Oh What a Tangled Web

Fairly productive weekend. I had two major projects to focus on and I made good progress on both.

The first (and I won’t get around to the second in this posting, so that will have to wait) is that I’m in charge of the rituals for the Billy Club’s upcoming May Day gathering. At most gatherings this is a matter of planning, preparing, and leading the opening and closing rituals that will get us into and bring us out of our time together. Something I like a lot about the Billy Club is that the ritual and other coordinators for each gathering have a lot of free rein to do things to their own liking, so that you get a lot of different people’s takes on it. Sometimes the rituals are short and simple, sometimes they are more elaborate; sometimes they are familiar, sometimes they are the result of somebody trying out something new or tying things into a particular theme that will run through the gathering.

(Some of the Gnostic Christians ran their congregations in a similar way, with the various roles in the service changing from week to week or even being decided by lot. Anybody might be called on to choose the scriptural passage to focus on or speak about what it means to him or her. I don’t know quite how to express why I feel so called to this sort of thing, but I’ve always thought that that was a seriously wonderful way to worship.)

Of course, even if you’re new to a job at a gathering, there are traditions to lean on. The rituals have some standard parts, some standard elements, and you can’t go too wrong if you stick with them. But you can also put those aside if you’re moved to try something different. The ritual coordinator generally has full freedom to arrange things to his liking, to use the traditional elements or create something unique to the occasion.

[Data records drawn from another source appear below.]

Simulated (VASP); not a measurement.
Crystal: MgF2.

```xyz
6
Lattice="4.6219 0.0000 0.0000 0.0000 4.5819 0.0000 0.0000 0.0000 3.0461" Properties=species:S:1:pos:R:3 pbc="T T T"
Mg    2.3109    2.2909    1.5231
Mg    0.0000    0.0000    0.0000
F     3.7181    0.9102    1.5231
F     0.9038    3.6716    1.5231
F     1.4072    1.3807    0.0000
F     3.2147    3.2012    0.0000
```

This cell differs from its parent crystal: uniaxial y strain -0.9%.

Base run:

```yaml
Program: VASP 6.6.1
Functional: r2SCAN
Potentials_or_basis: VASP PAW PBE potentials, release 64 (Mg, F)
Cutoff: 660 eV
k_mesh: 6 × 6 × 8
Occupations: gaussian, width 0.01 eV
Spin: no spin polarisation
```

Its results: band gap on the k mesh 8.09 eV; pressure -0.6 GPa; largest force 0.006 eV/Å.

But at most gatherings, the ritual coordinator just has to worry about the opening ritual on the first night of the gathering and the closing ritual on the last night. At most gatherings, which is to say any gathering but the May Day gathering, the rituals do not involve getting a 25-foot pole to the gathering site, let alone attaching ribbons to it and sticking it firmly into the ground.

Making the maypole happen is a big fat logistical challenge on top of the rest of it. Again, there are traditions: Billys who have done it in the past pass on advice to those about to do it for the first time. I’m not completely new to it myself, as I was one of the overall gathering coordinators for last year’s May Day gathering, so I had lots of conversations with the maypole coordinator about what was going on, and I still have my notes from those meetings. (Yet more evidence that you should never delete your notes from past projects. You never know.)

Note, though, that I said last year’s “maypole coordinator” and not “ritual coordinator”. Last year we had both, a maypole coordinator in charge of the physical logistics of the maypole and a ritual coordinator in charge of planning the rituals. Last year I saw what a big job setting up the maypole was, and — having as I said a lot of free rein to do as I thought best — I decreed that the job of ritual coordinator would for that gathering be divided in two.

I sort of wish I had myself as general coordinator this year so I could do that again. When I said yes to the job this year, I was thinking I’d be able to break off parts of this and delegate them to people and recreate something of the organizational structure we had last year. That hasn’t happened as much as I’d like. On the other hand, I’m relying a lot on just repeating anything from last year that I thought worked, so there’s not as much fresh rethinking of things to be done as we did last year. We spent a lot of time last year thinking about the symbolism of the maypole and how it applied to our lives and our community, and finding ways to embody that in the rituals and in the weaving itself. I’m like, hey, we found the answers to our questions last year, and I’m happy with those answers, I don’t feel any need to look for new and different answers this year. Someone else who doesn’t like my answers can do the maypole next year and find different answers if he wants to.

The tree is arranged for, the color scheme has been settled (last year’s was all shades of blue and green, symbolizing the weaving together of heaven and earth or something like that; this year’s will be a bit wilder, using both pale and saturated versions of four colors), the ribbons have been ordered, and everything is moving forward. As a result I haven’t thought too much yet about what the actual content and order of the opening and closing rituals will be, but I’m planning to stick with tradition and not do too much original thought, so that should work out okay.

So over the weekend I went through all my notes up to this point, and made some checklists, and went shopping and bought some steel wire (for creating the ring around the tree to which the ribbons will be tied), some new pliers and a new wire cutter (inexpensive but not those bottom-of-the-line ones that look like they’ll bust under any real strain — this was an indulgence to some extent as I already had serviceable pliers, but my wire cutter is real old and gunky and anyway there’s nothing like a few bright new tools that feel good in the hand to make a project appear more achievable), and some cheap work gloves for the volunteers I am hoping to round up at the gathering to help me put it all together and get the maypole into the ground.

I think the physical stuff is now mostly taken care of and I can turn my attention now to the details of the rituals.